One of the biggest concerns of a business seeking to lease office space is the type of improvements that can be made – and who will pay for them. It is customary for building owners to allow tenants to modify a space to fit their needs; however, it usually requires good tenant representatives to work out the details. Before signing a commercial lease, a business should determine what changes can be made and agree in advance with the landlord about an improvement allowance to avoid any future issues.
Although there is a certain standard in commercial real estate as to what constitutes an allowable or necessary improvement, a tenant must avoid making any assumptions. Improvements must be determined beforehand and written into the property lease to protect both parties. Following are two types of upgrades:
Necessary – Improvements such as requirements to bring buildings up to safety code; to add in ADA-compliant upgrades; and to repair existing damages and current HVAC and electrical systems are all generally viewed as the property owner’s financial responsibility. Those type of changes must be made regardless of the tenant in order for a landlord to lease the building. Most building owners also allow for simple changes, such as paint and carpeting that are normal wear items done every few years.
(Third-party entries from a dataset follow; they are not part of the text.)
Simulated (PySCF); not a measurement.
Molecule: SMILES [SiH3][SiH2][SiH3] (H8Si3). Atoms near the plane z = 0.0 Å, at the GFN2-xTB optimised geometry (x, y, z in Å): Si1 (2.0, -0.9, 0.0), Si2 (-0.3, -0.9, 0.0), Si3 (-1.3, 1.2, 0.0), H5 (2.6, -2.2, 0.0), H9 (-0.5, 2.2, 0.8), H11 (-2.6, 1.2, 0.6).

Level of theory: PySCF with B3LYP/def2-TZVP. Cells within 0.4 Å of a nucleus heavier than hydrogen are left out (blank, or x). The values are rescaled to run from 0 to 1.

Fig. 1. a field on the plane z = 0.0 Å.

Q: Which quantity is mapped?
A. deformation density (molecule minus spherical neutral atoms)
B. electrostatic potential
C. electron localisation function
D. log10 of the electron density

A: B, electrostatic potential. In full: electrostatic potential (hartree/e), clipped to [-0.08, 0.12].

Debatable – Where tenant representatives are particularly helpful is when a tenant is considering other, more specific improvements and modifications to meet a more precise business need. They may not actually be required for a business to physically occupy a space; however, they may be a requirement for a particular company to operate their business. Such modifications frequently include architectural and aesthetic changes to client-useable areas such as entryways, reception areas, and hallways or redesigning open space for more specific use by a company.
A building owner may agree to add certain debatable items to an improvement allowance; however, other requests may need to be negotiated by a tenant representative especially when they are things a tenant may want but not necessarily need to conduct business.
Improvement Allowance Agreement
An improvement allowance is meant to cover other important things besides the agreed cost of necessary repairs – such as the cost of the design plan and drawings, building permits, and any other associated costs that are necessary to ensure any changes are done legally and according to code.
Negotiating with a building owner can improve the likelihood of a tenant having unnecessary modifications added to their allowance. Partial payment as well as method and duration of reimbursement or an agreement to a longer lease are all things that tenant representatives can negotiate with a building owner.
There may be changes that a landlord refuses to pay but will allow a tenant to make at their own expense. In these situations, tenant representatives and business owners must carefully consider whether it is worth leasing the space or if finding a different building would be the better financial choice.
Even after an agreement has been reached on what a building owner will reimburse, businesses should enlist the help of tenant representatives to be sure improvements have been properly listed and accurately estimated before accepting the terms outlined in the lease. Failing to do so could leave a tenant shorthanded once the lease has been signed and the time comes to pay for the changes made – don’t let this happen to your company!